A Seminal Day in VR: Announcing “Moon” — blog.lytro.com
Excerpt:
This is a big day for Virtual Reality. Today, Lytro is proud to announce “Moon,” the first ever live-action 6DoF VR experience in history.
To understand why this is a historic day for VR, let’s take a step back and look at the current landscape. Today, there are two kinds of experiences available in VR.
High Immersion (6DoF), Low Realism. The first type of experience is produced using real-time game engines. These experiences are highly immersive – they allow the viewer to move around a virtual space in six degrees of freedom – 6DoF (3 to rotate your head, and 3 to move around in the space). But, the imagery these experiences can show is limited to computer-generated content that renders in just a few milliseconds. Despite advances in real-time game-engine technology, these experiences cannot yet be photorealistic. And of course, they cannot capture the real world.
Low Immersion (3DoF), High Realism. The second type of VR experience available today is 360 video. These experiences are “high realism” – they can show imagery created by filming the real world or by spending tens or hundreds of hours rendering a single computer-generated frame. But, these experiences aren’t “high immersion” because the viewer is stuck to a single point in space – in fact, the viewer is really just watching video projected on a sphere around her head. We call this 3DoF – the viewer has only the 3 degrees of freedom to rotate her head.
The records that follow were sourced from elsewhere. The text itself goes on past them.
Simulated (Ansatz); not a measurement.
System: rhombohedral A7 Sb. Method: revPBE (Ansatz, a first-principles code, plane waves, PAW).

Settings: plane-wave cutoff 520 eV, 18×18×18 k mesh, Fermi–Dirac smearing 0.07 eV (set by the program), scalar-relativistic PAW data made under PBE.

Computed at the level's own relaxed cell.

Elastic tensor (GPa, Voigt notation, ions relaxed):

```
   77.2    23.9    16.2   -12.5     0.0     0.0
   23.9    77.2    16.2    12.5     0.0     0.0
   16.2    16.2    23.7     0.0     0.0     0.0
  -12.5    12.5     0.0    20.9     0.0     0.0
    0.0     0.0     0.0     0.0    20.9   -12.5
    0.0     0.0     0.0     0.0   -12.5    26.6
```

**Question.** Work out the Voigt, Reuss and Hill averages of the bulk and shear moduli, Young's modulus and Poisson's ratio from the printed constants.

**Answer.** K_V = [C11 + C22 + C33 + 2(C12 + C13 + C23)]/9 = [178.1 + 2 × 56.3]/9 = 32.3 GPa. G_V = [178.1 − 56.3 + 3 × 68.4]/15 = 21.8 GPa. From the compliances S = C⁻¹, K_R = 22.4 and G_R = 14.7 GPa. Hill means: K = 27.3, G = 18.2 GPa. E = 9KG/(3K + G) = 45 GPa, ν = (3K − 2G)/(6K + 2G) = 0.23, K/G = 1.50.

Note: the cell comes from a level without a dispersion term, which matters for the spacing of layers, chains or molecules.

Neither of these brings us the “jet-packs and flying cars” future VR has promised. The true promise of VR is to transport us to real and fictional places with full fidelity – to feel like we’re there with all our senses, and to believe that we’re there because of the realism of our new surroundings. This promised future requires BOTH “high realism” AND “high immersion” (6DoF) – a combination that no technology has been capable of. Until now.